Applicable only for immutable tables.
None
monarch.max.versions The maximum number of versions to be stored in a table.
Applicable only for ordered tables.
None
monarch.write.key.column The index of the column that should be used as key when writing data into mutable Ampool tables.
Applicable for unordered and ordered tables.
None
monarch.block.size The number of rows to be stored together as a single block in Ampool immutable tables.
Applicable for immutable tables only.
1000
monarch.block.format The format used to store data for a single block when it reaches specified block-size.
The value should be either of : AMP_BYTES or AMP_SNAPPY or ORC_BYTES.
Applicable for immutable tables only.
AMP_BYTES

Following block formats are supported for Immutable tables: AMP_BYTES: The rows are serialized using Ampool specific encoding and stored individually. This may consume more memory but there is no additional overhead during scan to retrieve a row. AMP_SNAPPY: The rows serialized using Ampool specific encoding and compressed using Snappy compression upon reaching the specified block size. This will help reducing memory usage but all rows will have to be decompressed during scan. * ORC_BYTES: All rows from a block will be converted to ORC columnar format upon reaching the specified block size. Then each block will contain binary ORC data, representing the rows, which will be interpreted during scan.

Query Properties

Apart from the above properties (available at table creation time), following properties can be used from Hive CLI when querying the data from Ampool tables.

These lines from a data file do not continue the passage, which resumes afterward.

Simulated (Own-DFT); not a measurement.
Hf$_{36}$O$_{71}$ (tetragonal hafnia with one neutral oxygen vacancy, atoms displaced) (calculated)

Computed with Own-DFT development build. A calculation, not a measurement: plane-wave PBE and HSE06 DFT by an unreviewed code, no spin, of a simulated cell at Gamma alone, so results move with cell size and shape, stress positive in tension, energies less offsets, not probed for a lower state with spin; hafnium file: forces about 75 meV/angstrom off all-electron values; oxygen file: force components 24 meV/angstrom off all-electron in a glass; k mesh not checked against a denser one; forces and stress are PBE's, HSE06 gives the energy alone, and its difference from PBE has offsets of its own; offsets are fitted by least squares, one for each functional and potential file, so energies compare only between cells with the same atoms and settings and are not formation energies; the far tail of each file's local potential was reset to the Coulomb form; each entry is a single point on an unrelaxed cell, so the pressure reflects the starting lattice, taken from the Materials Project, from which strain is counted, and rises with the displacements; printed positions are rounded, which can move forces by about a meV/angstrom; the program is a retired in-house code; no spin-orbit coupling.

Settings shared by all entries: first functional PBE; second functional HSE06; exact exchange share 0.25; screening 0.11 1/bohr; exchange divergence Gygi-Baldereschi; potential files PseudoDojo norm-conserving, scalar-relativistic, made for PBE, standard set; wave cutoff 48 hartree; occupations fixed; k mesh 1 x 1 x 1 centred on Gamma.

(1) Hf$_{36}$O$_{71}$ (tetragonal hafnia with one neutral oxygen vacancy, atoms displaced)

Property Details Default Value
monarch.read.max.versions The number of maximum versions to be retrieved during the query. 1
monarch.read.filter.latest Use only latest version for executing filters, if any, during the query. true

For example, you can set a property from Beeline before executing a query:

set monarch.read.max.versions=10;
select count(*) from ampool_table;

Above query will retrieve maximum upto 10 versions of each row, if present, from ampool_table.

Note: The query properties are applicable only for the tables that have more than one version. At the moment, these will be applicable only for ordered tables.

The Column Types

Ampool MTable supports all Hive types. The column types from a Hive are mapped to the respective MTable column types. All the basic types with following complex types are supported:

  • Array
  • Struct
  • Map
  • Union

Using Beeline or JDBC API with Hive Server2

(HIVE_HOME is hive installation directory); eg: if this is an HDP installation: /usr/hdp//hive

  1. On the machine running Hive server 2, run the following commands:
$ sudo mkdir $HIVE_HOME/auxlib
$ sudo cp ampool-hive-<version>/lib/*.jar to  $HIVE_HOME/auxlib
$ sudo cp ampool-hive-<version>/dependencies/*.jar to  $HIVE_HOME/auxlib
  1. Restart hive server 2.

Running Hive Queries (using Beeline)

To run Hive queries (create/insert/select) using Beeline you need: 1. A running Ampool cluster 2. The required libraries are copied to $HIVE_HOME/auxlib and Hive server is restarted

Create Table

Creating a Hive table with external storage handler, stores only the table meta-data in Hive whereas the actual table data is stored by the respective storage handler (i.e. Ampool in this case).

Following command can be used from Beeline to create a table:

CREATE TABLE ampool_table_1(id INT, time STRING, count BIGINT)
   STORED BY "io.ampool.monarch.hive.MonarchStorageHandler"
   tblproperties ("monarch.locator.host"="localhost", "monarch.locator.port"="10334");

The command above creates a table called ampool_table_1 with Ampool storage handler. Eventually, when the data is inserted, it is be stored in the respective Ampool cluster. By default, the table will be created with as _ using the respective details from Hive.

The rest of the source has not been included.